Hardy Hibiscus Plants for Sale Online
Hardy Hibiscus plants are native plants that are beginning to find their homes in American gardens. The hardy garden hibiscus or rose mallows are sun-loving perennial plants known for their huge flowers that can be as large as dinner plants. This is why some gardeners call them Dinner Plate Hibiscus.
Perennial hibiscus plants are great options for wet areas of the garden and rain gardens, as they are indigenous to wet areas and can often be seen growing at the edges of ponds, bogs, and wetland areas. Perennial hibiscus tolerates average garden soil equally as well and can also be grown in containers. They make a vivid color statement when used as the centerpiece in mixed containers.
When you ask people about hibiscus plants, the first thing that comes to mind is the tender ones that are often grown in patio pots or indoors. Hardy hibiscus produces much larger flowers than tropical varieties. Hardy hibiscus plants flower in midsummer and are a favorite nectar source for butterflies and hummingbirds. They are fast growers and emerge from dormancy rather late in the spring, but there's no need to worry as they will quickly fill the role in the landscape as a colorful showpiece.

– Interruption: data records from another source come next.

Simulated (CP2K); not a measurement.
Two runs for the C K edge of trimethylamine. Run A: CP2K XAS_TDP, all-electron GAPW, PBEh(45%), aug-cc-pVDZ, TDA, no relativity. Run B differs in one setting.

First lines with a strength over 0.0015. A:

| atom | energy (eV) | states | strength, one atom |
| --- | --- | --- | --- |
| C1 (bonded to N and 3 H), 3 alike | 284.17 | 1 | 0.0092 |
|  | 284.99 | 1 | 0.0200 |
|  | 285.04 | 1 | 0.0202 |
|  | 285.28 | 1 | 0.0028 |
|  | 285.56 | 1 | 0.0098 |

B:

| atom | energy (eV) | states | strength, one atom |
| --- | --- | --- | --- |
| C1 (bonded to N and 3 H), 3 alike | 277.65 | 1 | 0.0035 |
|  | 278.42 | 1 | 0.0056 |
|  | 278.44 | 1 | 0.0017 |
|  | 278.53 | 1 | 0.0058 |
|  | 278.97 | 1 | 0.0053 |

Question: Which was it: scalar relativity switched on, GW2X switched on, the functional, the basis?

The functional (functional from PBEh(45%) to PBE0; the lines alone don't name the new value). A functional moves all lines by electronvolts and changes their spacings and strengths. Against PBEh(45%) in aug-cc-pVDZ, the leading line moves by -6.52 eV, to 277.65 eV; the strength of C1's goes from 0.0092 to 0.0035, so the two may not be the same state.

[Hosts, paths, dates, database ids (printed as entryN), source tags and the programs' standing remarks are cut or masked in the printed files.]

Growing Hardy Hibiscus in the Landscape
Hardy hibiscus plants will be the showpiece of your garden from summer through fall. Perennial hibiscus plants can be grown as far north as Zone 4 for some varieties. In the farther north areas, the hardy hibiscus will be one of the last plants in your garden to wake from their winter slumber.
We've heard from clients concerned that their hibiscus did not make it through the winter, only to hear back in a few days that the emerging shoot is now 8 inches tall. There's no need to worry about these stalwart and hardy perennials.
Where to Plant Hardy Hibiscus Plants in the Garden
Hardy Hibiscus plants love full sun and prefer moist, well-drained soil. Keeping hibiscus plants happy will result in larger flowers and lush foliage. Deadheading or removing the spent flowers will improve the plant's appearance and increase the re-blooming flowers.
Hibiscus plants blend well with other shorter plants that can be used to fill in the areas under this large plant. They remain upright, don't occupy much room at the base, and don't mind having plants around them. Peonies, Coneflowers, and Rudbeckia are good choices for companion planting.
Hardy Hibiscus plants are also very salt-tolerant. They can be planted near sea walls where the salt spray can be problematic. Hibiscus are also great candidates for planting near the road in areas with salt spread on the winter roads.
Pruning Hardy Hibiscus to Keep Them Compact
If you want to keep your perennial Hibiscus plants more compact, they can be pinched after they emerge in the spring. Pinch the shoots in half when they emerge from the ground and are about 10 inches tall. The pinch should be made just above a set of leaves; this improves branching. By doing this, the plant will yield more flowers and stay shorter.
If you are growing hardy hibiscus in containers, you can pinch them back 2 or 3 times before the End of June. Be careful to take no more than half of the stem and pinch just above a set of leaves. You will get fuller plants from multiple pinches. Pinching is not essential, and the plants will have fewer branches, but they will perform perfectly well.
Dead-heading Hardy Hibiscus Plants
Deadheading or removing the plant's spent flowers is easy and will help the plant continue to flower. Removing the old flowers also removes the developing seeds. Hardy Hibiscus can self-seed in the garden. This is generally not a huge problem unless the plants are being grown in a formal landscape. Generally speaking, if you're growing hibiscus in a wild area or rain garden, allowing them to self-seed is okay. Seedlings will not be true to name and, in most cases, won't resemble the parent. In our experience, most of the seedlings develop into red flowering plants. Birds adore the seeds and often visit the plant in the early winter to stock up on the remaining seeds.
Cutting Back Hardy Hibiscus Plants in the Winter
After the plants go dormant in the winter, they can be cut back to within a few inches of the ground. Hardy Hibiscus plants re-emerge from the crown or underground part of the plant. There's no benefit to allowing large portions of the stem to remain as the plant will not resprout on last year's stem. One thing to remember, though, is that leaving 12 inches of the stem can be a reminder that the plant is there. Since Hibiscus emerge from the ground so late, it is common for gardeners to forget they are there, so leaving the thickest part of the stem often reminds them.